The Naval Postgraduate School in Monterey, Ca., has cancelled all classes during the shutdown.

The Naval Postgraduate School in Monterey, Ca., has cancelled all classes during the shutdown.

 

So how hard is the federal shutdown hitting the US military?

“Walking around the building, I would say we’re probably at about a third of our staff right now,” said one military officer. (About half the Defense Department’s civil servants have been furloughed, but military personnel are still on duty). Of 26 people in her section, she said, “I counted out 19 furlough notices on Sunday, including my boss and my boss’s deputy.”

We can’t identify her or her organization. Why? “I haven’t cleared this discussion with our PAO [Public Affairs Officer], because our PAO is on furlough.” Yes, she added with a laugh, she’s well aware of the irony.

The Catch-22 of the current, surreal situation is that many of the people you’d like to ask about the shutdown aren’t available because of — the shutdown.

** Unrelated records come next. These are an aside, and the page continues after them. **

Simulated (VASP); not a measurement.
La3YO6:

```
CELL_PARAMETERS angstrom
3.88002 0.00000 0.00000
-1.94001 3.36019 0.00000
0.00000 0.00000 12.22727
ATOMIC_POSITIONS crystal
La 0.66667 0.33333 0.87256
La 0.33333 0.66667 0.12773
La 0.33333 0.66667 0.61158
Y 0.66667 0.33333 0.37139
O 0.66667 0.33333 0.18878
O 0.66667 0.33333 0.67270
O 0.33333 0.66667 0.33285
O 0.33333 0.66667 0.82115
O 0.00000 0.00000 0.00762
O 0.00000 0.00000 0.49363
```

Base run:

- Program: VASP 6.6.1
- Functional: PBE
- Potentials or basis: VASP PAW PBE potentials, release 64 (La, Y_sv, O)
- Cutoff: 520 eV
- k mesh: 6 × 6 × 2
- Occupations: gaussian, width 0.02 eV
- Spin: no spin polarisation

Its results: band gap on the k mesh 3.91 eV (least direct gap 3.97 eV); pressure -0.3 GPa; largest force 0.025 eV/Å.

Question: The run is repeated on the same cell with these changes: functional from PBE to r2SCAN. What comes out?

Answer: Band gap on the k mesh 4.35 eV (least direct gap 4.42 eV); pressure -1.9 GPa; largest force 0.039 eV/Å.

“Right now, in media relations, we’re down to three officers,” said an Army spokesperson. All nine civilians have been sent home — a 75 percent staff cut overnight. (Contractors are still coming in, but they don’t deal with press inquiries). Many Army public affairs offices at bases and commands around the country, he added, have no uniformed personnel or contractors at all, only civil servants. That makes it awfully hard to get information about what’s happening around the Army. “When we get queries and we call our counterparts,” he said, “they’re not there to answer the phones.”

The same is true for the Navy. The actual media desk in the office of the Chief of Naval Operations (CHINFO) is staffed, as it happens, entirely by uniformed military personnel, but that’s just six people. At other offices, commands, and bases, Navy public affairs relies heavily on civilians — same as the Army — and they aren’t there.

The missing-persons problem goes way beyond public affairs, however. Because the law governing shutdowns only “excepts” civil service personnel directly supporting military operations or other immediate life-and-death issues, the institutions hit the hardest are the ones that do the military’s long-term thinking.

For example, take the Naval War College in Newport, Rhode Island, often considered the most academically rigorous and intellectually innovative of the four service grad schools for future admirals and generals: Half of its faculty are non-exempt civilians, so in their absence classes have been simply canceled for almost 60 percent of the students, 324 of out of 545. The US Naval Academy in Annapolis, which trains young officers, has only canceled 20 percent of its classes, although that figure will rise if the shutdown lasts into next week. The Naval Postgraduate School in Monterey, California has simply cancelled classes altogether.

The Army War College in Carlisle, Pennsylvania, by contrast, has kept all its classes going, albeit without the normal number of instructors per seminar. The College had so far only outright cancelled such things as a Gettysburg “staff ride” — where military students walk the actual ground of the battle as they analyze it — and academic travel to conferences. The reason? Two-thirds of the staff are military or “excepted” civilians, so they’re still allowed to work, as are 90 percent of the students. The other 10 percent, however, are civilians from various agencies such as the Department of State, said one War College source: “We’re still sorting through which ones are furloughed.”

Across the Army’s Training And Doctrine Command (TRADOC), meanwhile, the senior generals are holding teleconferences every other day to figure out how many students to pull out of what courses and when.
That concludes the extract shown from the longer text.